The reference code I linked tries to detect the RGMII interface mode.
However, for each board we know the phy-mode as well as the RX and TX
delay - so I'm not trying to port the RGMII interface detection part
to the mainline driver.
on X96 Air (which I'm using for testing) Amlogic configures phy-mode
"rgmii" with a 2ns TX delay provided by the MAC and 0ns RX delay
anywhere (so I'm assuming that the board adds the 2ns RX delay)
I am aware that the recommendation is to let the PHY generate the delay.
For now I'm trying to get the same configuration working which is used
by Amlogic's vendor kernel and u-boot.
> Is there any documentation as to what the calibration values mean? I
> would just hard code it to whatever means 0uS delay, and be done. The
> only time the MAC needs to add delays is when the PHY is not capable
> of doing it, and generally, they all are.
This calibration is not the RGMII RX or TX delay - we have other
registers for that and already know how to program these.
This new calibration only exists on 12nm SoCs so I assume (but have no
proof) that they need to solve some challenge that comes with the
advanced node (previous SoCs were manufactured using a 28nm process).
In the old days the vendors put calibration data into the eFuse.
However I think for mass-production of cheap boards this is not nice
for the manufacturers (because they need this eFuse programming step).
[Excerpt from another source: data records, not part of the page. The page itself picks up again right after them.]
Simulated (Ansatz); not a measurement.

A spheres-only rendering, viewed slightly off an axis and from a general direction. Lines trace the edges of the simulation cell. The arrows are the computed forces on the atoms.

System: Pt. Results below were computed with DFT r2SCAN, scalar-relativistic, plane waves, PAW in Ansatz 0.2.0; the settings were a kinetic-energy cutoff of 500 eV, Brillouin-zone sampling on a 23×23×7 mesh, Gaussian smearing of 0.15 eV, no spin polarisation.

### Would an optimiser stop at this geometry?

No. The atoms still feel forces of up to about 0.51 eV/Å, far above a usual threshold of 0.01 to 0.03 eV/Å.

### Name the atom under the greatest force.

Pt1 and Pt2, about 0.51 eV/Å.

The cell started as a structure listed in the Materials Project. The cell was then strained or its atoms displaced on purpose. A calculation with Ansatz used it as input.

So I think Amlogic added a calibration circuit to handle tolerances
within the SoC manufacturing as well as the "environment" of the SoC
(there are some TI SoCs where the MMC controller's clock calibration
depends on the SoC temperature for example. For these Amlogic SoCs I
don't know the factors that influence this calibration though - one
guess however is cost-cutting).
All of that said: I don't have any scope that's fast enough to see the
clock-skew on such high-speed signals so I cannot tell for sure what
problem they are solving.
What I can say is that u-boot programs calibration value 0xf (the
maximum value) on my X96 Air board. With this I cannot get Ethernet
working - regardless of how I change the RX or TX delays.
If I leave everything as-is (2ns TX delay generated by the MAC, 0ns RX
delay, ...) and change the calibration value to 0x0 or 0x3 (the latter
is set by the vendor kernel) then Ethernet starts working.